• Starbuck@lemmy.world
    link
    fedilink
    English
    arrow-up
    20
    ·
    1 year ago

    I used to work in the field of image forensics a few years ago, right as the GAN technology was entering the scene. Even when it was just making 200x200 pixel faces, everyone in the industry was starting to panic. Everything we had at the time was based off of detecting inconsistencies in the pixel content, repeating structures that indicated copy/paste attacks, or looking for metadata inconsistencies

    For pixel inconsistencies, you can look at how the jpeg image is encoded to look for blocks that aren’t encoded consistently. This paper coversDCT and some others. https://scholar.google.com/scholar?q=dct+image+forensics&hl=en&as_sdt=0&as_vis=1&oi=scholart#d=gs_qabs&t=1690073435801&u=%23p%3DKmFtRm3WpQ8J That’s just one example, but it’s ultimately looking for things like someone photoshopping a region out or patching something in.

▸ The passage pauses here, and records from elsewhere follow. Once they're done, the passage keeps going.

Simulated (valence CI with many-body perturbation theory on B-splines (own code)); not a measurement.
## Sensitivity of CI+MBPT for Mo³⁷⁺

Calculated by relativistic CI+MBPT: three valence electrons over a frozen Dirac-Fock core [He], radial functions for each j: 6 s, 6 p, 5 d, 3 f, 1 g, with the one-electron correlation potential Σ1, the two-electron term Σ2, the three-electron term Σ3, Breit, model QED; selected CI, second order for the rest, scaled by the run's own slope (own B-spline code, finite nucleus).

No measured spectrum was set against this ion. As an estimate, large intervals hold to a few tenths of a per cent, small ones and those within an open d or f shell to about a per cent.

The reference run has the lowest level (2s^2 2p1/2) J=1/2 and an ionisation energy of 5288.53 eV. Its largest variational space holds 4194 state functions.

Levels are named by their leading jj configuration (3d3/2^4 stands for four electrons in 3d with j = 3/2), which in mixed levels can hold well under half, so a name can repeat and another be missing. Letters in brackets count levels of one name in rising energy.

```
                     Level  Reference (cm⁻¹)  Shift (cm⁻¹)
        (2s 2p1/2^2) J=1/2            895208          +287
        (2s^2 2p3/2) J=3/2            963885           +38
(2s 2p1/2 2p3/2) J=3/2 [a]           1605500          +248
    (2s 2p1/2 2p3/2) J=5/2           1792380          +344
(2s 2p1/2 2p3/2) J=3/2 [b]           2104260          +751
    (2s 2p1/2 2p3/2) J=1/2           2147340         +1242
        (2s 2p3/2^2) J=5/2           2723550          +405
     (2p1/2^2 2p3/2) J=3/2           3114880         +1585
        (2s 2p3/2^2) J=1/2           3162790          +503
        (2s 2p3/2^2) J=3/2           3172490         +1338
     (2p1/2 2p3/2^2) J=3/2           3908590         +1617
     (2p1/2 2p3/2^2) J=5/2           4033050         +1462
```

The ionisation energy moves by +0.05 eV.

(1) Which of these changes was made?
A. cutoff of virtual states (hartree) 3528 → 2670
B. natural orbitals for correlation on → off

    Similarly, copy-move detection would look for “edges” and “intersections” in images and creating constellations of points, which you can use scale invariant transforms to look for duplicates. This article covers an example where North Korea tried to make their landing force look more impressive https://www.theguardian.com/world/2013/mar/27/north-korea-photoshop-hovercraft

    The problem is that when the entire image is forged, there is no baseline to detect against. The whole thing is uniformly fake. So we’re back to the old “I can tell be looking at it” which is extremely imprecise and labor intensive. In fact, if you look at how GANs work, it’s trivial to embed any detector algorithm into the training process and make something that also defeats that detector.